No, you want all deposit-taking institutions to borrow from the CB. In fact, you'd prefer for them to depend on borrowing from the CB - because then you have a solid grip on their balls.

- Jake

Friends come and go. Enemies accumulate.

by JakeS (JangoSierra 'at' gmail 'dot' com) on Sat Nov 27th, 2010 at 06:38:21 PM EST
[ Parent ]
Indeed. One of the ideas I got from reading Minsky's Stabilizing an Unstable Economy was that monetarist central banking, which focuses mostly on setting the base interest rate and uses open-market operations for liquidity, misuses its tools.

Minksy argues that liquidity should be provided through the discount window - essentially through repos. Accessing liquidity through the discount window requires the banks to post collateral, which allows the central bank, at a discount, to get a peek into the bank's balance sheet. The discount can be as punitive as the central bank sees fit, depending on the asset.

Open market operations, on the other hand, should properly be used for market-making of last resort.

In my opinion, it was a mistake on the part of the European Central Bank to have set a lower bound on the credit rating of assets they would accept as collateral at the discount window. When you say a certain credit rating will not be accepted as collateral at any discount however steep, you're setting up a trigger for massive sell-offs in the event of a credit downgrade, as well as causing increased volatility as the asset approaches the limit from above. That is a recipe for financial instability, and financial stability is one of the key responsibilities of any modern Central Bank.

In particular, the ECB should always have been willing to take Greek debt as collateral, albeit at a sliding discount which could have been set as steep as deemed fit. In fact this discount would have acted as a soft floor on secondary market prices without the need to intervene in the market directly through open market operations, contributing to market-making of last resort. This would have been especially useful given that open market operations in the sovereign debt markets were (tendentiously, wrongly, ideologically) constitutionally controversial. Instead, the Central Bank had set a hard threshold below which Euro sovereign debt would not be accepted as repo collateral at any discount and it was forced by the market to make a specific exception for Greek debt.

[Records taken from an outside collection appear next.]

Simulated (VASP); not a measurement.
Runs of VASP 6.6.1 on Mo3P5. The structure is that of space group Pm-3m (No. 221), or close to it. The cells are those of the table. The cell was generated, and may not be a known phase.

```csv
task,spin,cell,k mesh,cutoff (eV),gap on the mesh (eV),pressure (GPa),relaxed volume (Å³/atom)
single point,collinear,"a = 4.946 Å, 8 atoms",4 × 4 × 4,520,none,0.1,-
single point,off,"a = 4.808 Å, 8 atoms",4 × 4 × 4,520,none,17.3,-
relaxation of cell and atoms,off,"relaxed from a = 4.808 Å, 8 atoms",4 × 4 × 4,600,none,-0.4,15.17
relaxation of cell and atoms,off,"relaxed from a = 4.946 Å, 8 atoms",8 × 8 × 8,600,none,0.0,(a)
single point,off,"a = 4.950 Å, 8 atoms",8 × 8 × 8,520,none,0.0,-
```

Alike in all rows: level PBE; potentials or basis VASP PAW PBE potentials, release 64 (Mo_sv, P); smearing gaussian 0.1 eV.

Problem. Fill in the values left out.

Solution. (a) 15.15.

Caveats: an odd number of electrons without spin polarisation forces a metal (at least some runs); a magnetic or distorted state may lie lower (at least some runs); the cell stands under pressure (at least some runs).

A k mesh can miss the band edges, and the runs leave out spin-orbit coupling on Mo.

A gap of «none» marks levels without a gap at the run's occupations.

Notice this means the Central Banks should be willing to take on local government debt, agency debt, corporate debt, even shares, as collateral for repos. They can set whatever discount they deem fit to ensure that the loan is properly collateralised. The point is to provide temporary emergency liquidity while getting a peek into a bank's balance sheet. Also, if the discount window is used as a matter of course rather than using open market operations, the stigma of using the discount window is removed Currently, any bank using the discount window opens itself to rumours of insolvency because it is such an exceptional practice.

Of all the ways of organizing banking, the worst is the one we have today — Mervyn King, 25 October 2010

by Migeru (migeru at eurotrib dot com) on Sun Nov 28th, 2010 at 03:02:42 AM EST
[ Parent ]
We've got the beginnings of a good discussion here. However, a major reform of modern economic/fiscal policy and the attendant institutions is not only a discussion about Tobin tax mechanisms, or other similarly focused points.

On one side we've got existing reality, with its massively underestimated failure. On the other we've got a center of progressive thought here at ET. And in the middle we've got the program from the Greens, suffering as it is from the political necessity of spending the past twenty years being forced to frame most of their policy in the same neo-liberal morass which is now bringing us all to ruin.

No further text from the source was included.